It’s natural that our major poets should try and describe the activity to which they’ve devoted their lives, elusive as grasping a sliver of ice, and they all say more or less the same thing (some more compellingly than others,) “I don’t exactly know why poems do what they do, but here are some observations from a long and passionate inquiry.” In Madness, Rack, and Honey, Mary Ruefle says this with good humor and succeeds in not taking herself too seriously. Based on 15 years of biannual standing lectures delivered to writing students, (a condition of her employment that “terrified” her,) the lectures-cum-essays are more or less about poetry, and seem also to be about everything. Some sections assume more traditional forms, a few are told in vignettes, or fragments. All are discursive and quote heartily from her influences. In her words:
I see this book as my having learned, step by step, how to think and talk about poetry in ways and terms that are my own, and when these ways became boring to me, I began to break down my methods; anyone can see the lectures become increasingly fragmented and turn, who knows, even against themselves.

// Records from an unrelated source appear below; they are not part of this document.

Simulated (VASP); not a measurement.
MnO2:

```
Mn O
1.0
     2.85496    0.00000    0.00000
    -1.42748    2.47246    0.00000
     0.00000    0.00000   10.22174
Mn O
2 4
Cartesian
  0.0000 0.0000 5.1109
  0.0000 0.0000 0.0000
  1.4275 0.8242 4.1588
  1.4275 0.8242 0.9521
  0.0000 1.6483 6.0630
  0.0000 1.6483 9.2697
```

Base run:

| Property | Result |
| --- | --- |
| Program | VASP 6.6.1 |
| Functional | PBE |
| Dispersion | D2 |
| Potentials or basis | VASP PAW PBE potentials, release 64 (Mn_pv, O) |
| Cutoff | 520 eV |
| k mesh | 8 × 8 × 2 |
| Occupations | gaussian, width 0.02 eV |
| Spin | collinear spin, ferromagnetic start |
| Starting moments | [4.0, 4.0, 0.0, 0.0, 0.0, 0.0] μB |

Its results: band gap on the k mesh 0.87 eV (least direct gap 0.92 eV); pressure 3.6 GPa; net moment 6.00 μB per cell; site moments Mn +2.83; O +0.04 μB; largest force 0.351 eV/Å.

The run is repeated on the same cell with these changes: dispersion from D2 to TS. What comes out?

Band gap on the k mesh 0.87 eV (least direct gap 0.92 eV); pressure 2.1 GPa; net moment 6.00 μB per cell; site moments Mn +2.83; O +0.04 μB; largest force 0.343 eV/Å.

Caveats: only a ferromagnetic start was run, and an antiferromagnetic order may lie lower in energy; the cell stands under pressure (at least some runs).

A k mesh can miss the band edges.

The collection opens with poetry’s favorite drunken debate topics: “On Beginnings,” (“I believe many fine poems begin with ideas, but if you tell too many faces this, or tell it too loudly, they will get the wrong idea.”) “On Poetry and the Moon,” glorifies the moon’s symbolic primacy in an age when we’re warned never to mention the big-white-rock for fear of contracting cliché. The essay leaps from Whitman to Chinese moon ceremonies to the Apollo 11 landing (covering semiotics, Sappho, and Yeats’ Four Faculties along the way,) with such ease you’d assume they emerged in the world of a piece. These leaps are the stuff of good poems, and like a good poem each essay has its surprising turn. In “On Sentimentality” she unpacks the etymology of sentimental, pivoting from her long held definition (“causeless emotion”) for half of the essay and then overthrowing that definition (“one day I realized causeless emotion is an even better definition of poetry.”) Any witness to the witch hunt for excessive emotion can imagine how thoroughly the turn satisfies. There’s an homage to Emily Dickinson that seeks to debunk many of the commonly held myths about her life, including a righteous chiding of the Billy Collins poem “Taking off Emily Dickinson’s Clothes.” The title essay, named for a phrase that came in a dream, masterfully backtracks from each word, Madness, Rack, and Honey and employs their various meanings and associations to construct a description of what a poet does.
The hybrid/fragmented essay has gained popularity in recent years. Once the domain of experimental authors and small press publishing, they now appear in major periodicals and have even acquired a manifesto (Reality Hunger, released in 2010 by Knopf, David Shields’ attempt to gather and gain perspective on the proliferation of nonfiction, in all its iterations.) In other words, what could have been described as fringe in the not so distant past, has become almost common, has articulated a tradition, however loosely defined. Madness, Rack, and Honey is in this tradition. If in general the form gives the reader a sense of riding the author’s synaptic flashes, the success or failure of the text depends on how much we appreciate being inside that particular mind. There’s a danger that the author’s associative leaps will dissipate before their hunch is realized, or read as forced in pursuit of confirming a theme. This is where Ruefle splits from the pack. Her leaps are propelled and informed by a lifetime devoted to poetry and scholarship; we arrive at the bedrock of her experience every time. Her insights stick their landings, even in stressing her own bewilderment, (admirable confessions from a person who is paid to know things.) Her style is warm and accessible, whether describing her cab driver or the work of Roland Barthes. She may not have invented the form but she’s using it better than anyone else I’ve read.
Madness, Rack, and Honey is a gift from a rigorous intellect, unflinching critic, and a big old sloppy heart. Ruefle has created a work of poetry from the daunting task of writing about it. Don’t be surprised if this book is remembered as a classic of its genre.